I have a situation very similar to How to level a section of raised concrete floor?. Except, in my case the obvious solution of grinding the high point is not possible.
In my hallway I have a raised area my wife asked me to investigate. I have removed flooring to uncover what looks like a retrofit of copper water pipes into the concrete slab, crossing the hallway. The pipes are set very shallow and the area matches cracks in the slab, representing a raised area (which, for illustration, we scale up and down when walking the length of the hall).
I have included a drawing which exaggerates the slope for the purpose of illustration. The slope from the high point is about 3mm in height at a meter's distance. The hallway overall has a remaining slope of about 1mm per meter, but it is consistent and not noticeable.

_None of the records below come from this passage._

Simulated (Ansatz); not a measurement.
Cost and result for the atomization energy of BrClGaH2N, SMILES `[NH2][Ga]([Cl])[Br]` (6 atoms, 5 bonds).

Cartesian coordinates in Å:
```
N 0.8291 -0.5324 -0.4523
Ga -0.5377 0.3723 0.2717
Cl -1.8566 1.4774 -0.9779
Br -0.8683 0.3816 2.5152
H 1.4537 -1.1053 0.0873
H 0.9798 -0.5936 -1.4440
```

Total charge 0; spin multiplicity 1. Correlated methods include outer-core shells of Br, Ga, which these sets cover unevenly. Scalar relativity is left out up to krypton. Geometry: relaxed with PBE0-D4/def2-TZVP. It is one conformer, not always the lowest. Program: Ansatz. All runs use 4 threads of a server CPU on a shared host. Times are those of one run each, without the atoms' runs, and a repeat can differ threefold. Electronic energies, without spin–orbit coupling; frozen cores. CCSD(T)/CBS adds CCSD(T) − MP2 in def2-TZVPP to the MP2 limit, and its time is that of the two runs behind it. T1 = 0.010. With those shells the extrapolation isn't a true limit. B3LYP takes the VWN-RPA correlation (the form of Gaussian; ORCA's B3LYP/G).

My first thought was "self leveling" until I measured how much elevation would be added to the various transition thresholds, and it would be adding up to 3cm of material to get the whole hall exactly level with the high point. What I am thinking now, is to add material with the goal of making the transition more gentle, so that the change is less psychologically noticeable. But I don't know what this technique would be called. I have indicated my idea in green. Whereas the self-leveling result in pink.
The flooring to be replaced is laminate flooring, running left-to-right in the diagram. The laminate flooring didn't have any trouble covering the bend; it is our feet that disagree with the wobbles.